Translated: deregulated capital markets do lead to rogue lending, but that’s because of us, so, no problem. Again: October 2007.

Runaway ‘lending for house purchase’ enabled and to an extent also caused double-digit house prices increases in quite a number of Eurozone countries. And the ECB missed out on those, too. Why? I mean – the ECB is supposed to guarantee stable and low average inflation, which becomes kind of hard when you do not pay attention to one of the two or three most important prices in the economy at the very moment when billions upon billions of new money are fuelling double-digit increases of this price (another of the most important prices is of course the price of labour). Why didn’t the ECB take these double-digit increases as well as the increase of debts and the amount of money more serious?

One of the reasons for this obvious failure, arguably inspired by rational expectation economics, was the ECB’s obsession with targetting only one particular metric of one particular kind of inflation, i.e. the year on year change of the Harmonized Index of Consumer Prices (HICP). The idea, repeated ad nauseam by ECB officials and fully consistent with rational expectation economics, is that if only HICP inflation remains a little below 2% in the medium run, if necessary by increasing interest rates to an economy wrecking  ‘whatever it takes’ level,  the ECB will remain ‘credible’ which, in its turn, will lead to the hitting of the target and prevention of monetary turmoil. To quote Robert Lucas (September 2007!):

In the past 50 years, there have been two macroeconomic policy changes in the United States that have really mattered. One of these was the supply-side reduction in marginal tax rates, initiated after Ronald Reagan was elected president in 1980 and continued and extended during the current administration. The other was the advent of “inflation targeting,” which is the term I prefer for a monetary policy focused on inflation-control to the exclusion of other objectives. As a result of these changes, steady GDP growth, low unemployment rates and low inflation rates — once thought to be an impossible combination – have been a reality in the U.S. for more than 20 years….

Well, live intervened. And Lucas is (like an economists like Thomas Sargent) talking about consumer price inflation. The important words however: “to the exclusion”. “Don’t mind financial instability, unemployment or whatever – just target consumer price inflation”. Sounds familiar, doesn’t it? But when we look at a more complete set of inflation metrics, like those of the national accounts which do not only track consumption prices but among other variables also investment prices as well the prices of government consumption (to a large extent wages of teachers, soldiers, whatever) it turns out that especially after 2008 inflation rates in different sectors of the economy show non-trivial differences. And at this moment broad inflation (measured with the GDP deflator) has been quite a bit below HICP inflation for four years in a stretch.

ECB

Which for instance means that real interest rates have been quite a bit higher than often assumed while monetary policy has been much tighter than often assumed. Consumer price inflation is not a dependable proxy of the inflation of the general price level. But the ECB is still targeting it…

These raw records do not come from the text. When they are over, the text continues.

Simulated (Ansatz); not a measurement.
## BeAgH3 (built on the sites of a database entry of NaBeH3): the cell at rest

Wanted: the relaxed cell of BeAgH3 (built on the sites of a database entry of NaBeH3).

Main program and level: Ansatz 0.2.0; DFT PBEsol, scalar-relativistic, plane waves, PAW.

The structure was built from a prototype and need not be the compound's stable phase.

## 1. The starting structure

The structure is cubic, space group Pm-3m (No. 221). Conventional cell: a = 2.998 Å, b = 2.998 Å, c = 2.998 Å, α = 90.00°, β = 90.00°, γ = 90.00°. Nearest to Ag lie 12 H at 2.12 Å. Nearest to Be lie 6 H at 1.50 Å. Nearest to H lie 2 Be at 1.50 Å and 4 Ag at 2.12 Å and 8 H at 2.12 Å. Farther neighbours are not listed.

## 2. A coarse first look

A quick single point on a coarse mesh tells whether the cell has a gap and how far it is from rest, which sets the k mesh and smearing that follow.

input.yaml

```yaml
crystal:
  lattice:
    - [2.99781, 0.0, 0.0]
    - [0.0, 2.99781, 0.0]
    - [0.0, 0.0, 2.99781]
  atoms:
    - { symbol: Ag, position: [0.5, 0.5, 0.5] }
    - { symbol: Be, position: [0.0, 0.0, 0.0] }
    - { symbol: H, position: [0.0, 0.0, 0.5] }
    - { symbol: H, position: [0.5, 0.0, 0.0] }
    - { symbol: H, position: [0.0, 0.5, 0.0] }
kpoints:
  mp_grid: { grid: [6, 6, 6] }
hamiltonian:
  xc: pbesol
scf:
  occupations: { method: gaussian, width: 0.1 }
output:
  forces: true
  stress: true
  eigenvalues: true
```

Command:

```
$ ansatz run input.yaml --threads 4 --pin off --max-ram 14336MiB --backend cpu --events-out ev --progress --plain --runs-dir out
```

Which of course leads to the question if the ECB is changing its ways – they’ve had more than four years to learn. And other institutions did learn. The statisticians of Eurostat did. They are rapidly improving their house price statistics as well as publishing dependable and ever more sophisticated variants of HICP inflation (core inflation, constant tax rate inflation) ever faster. The economists of the European Commission did. They are already using these new metrics to investigate  ‘financial fragility‘. They are in fact doing what the ECB should have done a long time ago – but what the ECB didn’t do as it listened  to Robert Lucas and his like. But the ECB still seems very reluctant to learn. In an ‘opinion‘ on the new Eurostat statistics it grudgingly admits that they can’t stop this new developments, though it wasn’t their idea (Draghi however does use some of these data in his speeches):

The ECB supports the objectives of the proposed regulations related to: (a) the establishment, through the proposed HICP-CT regulation, of the regular production of harmonised indices of consumer prices at constant tax rates and … (b) the compilation, pursuant to the proposed OOH regulation, of price indices for dwellings and for housing expenditures incurred by owner-occupiers…

This less than enthusiastic endorsement is followed by two pages of outright childish bureaucratic infighting and bickering of the ‘you didn’t tell me and now I’m hurt’ kind, which is, rather unusually, translated in no less than twenty languages. Which shows the importance which the ECB attaches to this opinion. But which also shows that the ECB still hasn’t learned. And does not want to learn. And still bases its policies on the wrong metrics. And wrong economics. Incredible.